Quiet in the village

The other day someone told me that they wanted to try to forego complaining for a year as I had pledged to do.  I reminded them that I had reached the end of my tenth year and still had not accomplished my goal.

Maybe a month? she asked.  I replied, Try a day.   If you make it for a day, try another day.

We shared a laugh and then she continued away from the place where our lives had intersected.  I stood at the counter in the artist cooperative which I just founded.  I looked around at the smattering of customers, feeling fatigue grip my soul.  I leaned against the sturdy library tabletop that my friend Michelle used to make our cashier stand.  I let my eyes close for a second, leaning into the pain which daily surges through my legs and the other pain, low in my back, which charts the forward march of my spinal stenosis.
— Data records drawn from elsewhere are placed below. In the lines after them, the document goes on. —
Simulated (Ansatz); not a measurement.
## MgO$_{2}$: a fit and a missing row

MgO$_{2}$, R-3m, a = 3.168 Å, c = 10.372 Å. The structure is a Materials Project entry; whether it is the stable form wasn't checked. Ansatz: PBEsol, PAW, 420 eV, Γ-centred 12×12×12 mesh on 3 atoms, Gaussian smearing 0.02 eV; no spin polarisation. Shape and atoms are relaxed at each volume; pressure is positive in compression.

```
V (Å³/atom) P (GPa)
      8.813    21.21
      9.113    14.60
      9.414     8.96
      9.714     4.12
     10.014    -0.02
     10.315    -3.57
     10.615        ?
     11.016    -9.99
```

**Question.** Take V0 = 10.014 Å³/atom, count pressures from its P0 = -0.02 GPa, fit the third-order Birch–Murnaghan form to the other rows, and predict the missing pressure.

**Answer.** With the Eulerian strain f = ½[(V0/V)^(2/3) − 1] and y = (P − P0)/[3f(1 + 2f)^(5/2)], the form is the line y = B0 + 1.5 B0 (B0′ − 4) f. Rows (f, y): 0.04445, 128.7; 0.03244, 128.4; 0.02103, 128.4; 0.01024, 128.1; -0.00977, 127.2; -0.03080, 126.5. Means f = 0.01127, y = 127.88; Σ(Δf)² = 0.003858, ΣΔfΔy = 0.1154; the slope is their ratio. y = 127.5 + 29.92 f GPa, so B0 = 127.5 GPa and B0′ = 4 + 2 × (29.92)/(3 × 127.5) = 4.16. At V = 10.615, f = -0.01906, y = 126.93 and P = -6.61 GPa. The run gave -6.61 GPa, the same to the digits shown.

This morning, Michelle texted to ask how I felt.  No bombs falling on my village, I responded.  She agreed that we indeed fare better than those in Gaza, Israel, Ukraine, Russia.  We’ve made it past Thanksgiving and Christmas hovers on the horizon.   Whatever the state of our health, all is quiet in the surrounding winter air.   Soon this year will fade into our memories, leaving only the stark lowlights and breathtaking highlights as bewildering evidence of twelve long and often mediocre moon cycles.

As the migrating birds begin to appear in the fields of Andrus Island, I contemplate my journey westward six years ago come December.  If I am the sum of all the pieces and parts of my experiences, my tapestry falls tattered on the bed but still warms my aching bones.  My clumsy weaver’s hands have done their best to fashion an enduring fabric, though the warp and weft be crooked and ragged.

Last night’s the harvest moon wanes as it climbs over the meadow.  I stare at its brightness.   I close my eyes and rock.  I feel my spirit follow the flow of time downriver.  It reaches the Bay and continues westward, to the ocean, to eternity, to the pale light on the rippling water that will rock me to a gentle slumber.

It’s the twenty-seventh day of the one-hundred and nineteenth month of My Year Without Complaining.  Life continues.

Sunset over the Pacific, September 2023.